I read the first line "They are driving out for guising when they see her" but I'm going to try to save it for the Christmas holidays and read it curled up on a couch while the rain drums on my roof.


No way could I have saved IN THE DREAM HOUSE by Carmen Maria Machado. I devoured it. 



It's not crime fiction, but it's about crime. This memoir traces the course of a relationship from the giddy days of new love, down through obsession, manipulation, gaslighting, and into full-on abuse. It's painfully honest and beautifully written. And it's got a plot twist! 


I'm not going to lie to you; there's a Derrida quote on the first page of the prologue, but keep going, fellow Philistines. It's worth it. "I daresay you have heard of the Dream House" is how chapter one begins, setting the real house where Machado's abuse took place in a fairytale setting of forest and clearing. (Another book I finished recently - Silvia Moreno Garcia's MEXICAN GOTHIC - had a socialite leaving the city for a country house stay and realising that she had never considered "the forest" as a real place before. How lovely is that?)

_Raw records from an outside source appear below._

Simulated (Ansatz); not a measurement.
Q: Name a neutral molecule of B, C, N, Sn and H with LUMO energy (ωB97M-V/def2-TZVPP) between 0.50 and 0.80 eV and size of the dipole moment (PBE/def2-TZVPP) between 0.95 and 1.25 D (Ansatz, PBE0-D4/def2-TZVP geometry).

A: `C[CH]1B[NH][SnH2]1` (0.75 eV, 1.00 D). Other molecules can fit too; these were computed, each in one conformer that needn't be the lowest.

On to fiction but with maximum realism. John Copenhaver's DODGING AND BURNING comes trailing starred reviews from LJ - "a powerful debut" and PW - "the consequences of war - and prejudice - in small town America", and offers letters, photographs and chapters from classic pulp, as well as irresistible voice characters, to build a puzzle box of a plot.



And even though that title would be wasted on me, because I don't know enough about photography to deserve it, that doesn't dent my envy one little bit.

Next up is what I'm reading right now. When I was ordering some titles from Once a Upon a Crime in Minneapolis a couple of weeks back, I asked Devin to add naother title and surprise me. (I thought booksellers were probably missing hand-selling as much as customers were missing browsing. Also, the last time I asked Devin to surprise me, she put Kristen Lepionka's debut in my hands.) This time, the wildcard book was THE LAST by Hanna Jameson


Billed as "Agatha Christie's And Then There Were None collides with Stephen King's The Shining" - by NPR, no less (who also mention Nevil Shute and who ever mentions Nevil Shute???) this is a postapocalytpic thriller to make the real word seem not so bad, in spite of everything. It opens with Jon Keller finding out that the world is ending via text alert. And his first feeling is embarrassment about the banality. 43 pages in as of this morning and Jon's hero credentials are no less complicated. But the plot is off and running like a snowball on a steep roof. 


The opening line of Claire Askew's ALL THE HIDDEN TRUTHS speaks to anyone from Edinburgh. "Moira Summers was on the top deck of the number 23 bus". The 23 is Edinburgh's poshest bus. (Yes, there's a social stratification of buses; I've never lived on the route of the 23. And for a while I lived on the route of the 44. My dear!) The skewering of Edinburgh snobberies, the shade thrown on systemic sexism in the police force, and the heartbreak of mothers trying to keep their children safe while they're forced to let them go . . . all of this is added to a tight and propulsive thriller plot. God, it's good. Again, huge in the UK maybe less so here. So . . . Book Depository again.


Finally - and my last attempt to replicate a visit to a bookshop - here's Bernadine Evaristo's GIRL, WOMAN, OTHER. Yes, I know it won the Booker prize and this blog is supposed to be a head's up about stuff you might have missed, but that's the point. Sometimes, if you're anything like me, you keep on hearing about a book, until you think it must be over-hyped, so you pass it by. Then one day you pick it up and it's not over-hyped! It's utterly fantastic!


This is one of those books. Structured in four sections, with three narrators per section, it's a solid, perfect, natty whole. All the voices start to make chords; all the stories weave together. I lost count of the number of times I said "Oh, riiiight!" out loud as I feasted on this wonderful novel It's not crime fiction, but it's got a lot to teach crime-fiction writers about knitting a plot and springing surprises.

Happy reading whether you pick up one of these or go for something completely different.

Stay safe,

Cx 







2 comments:

Susan C Shea said...

I love the idea of having the bookseller add a book they think you'll like. you're right - hand selling is one their pleasures and one of ours to receive. Think I'll do that soon. Thanks, and thanks for the book reviews.

Laura Jensen Walker said...

Six new titles to add to my TBR stack. Thanks, Catriona.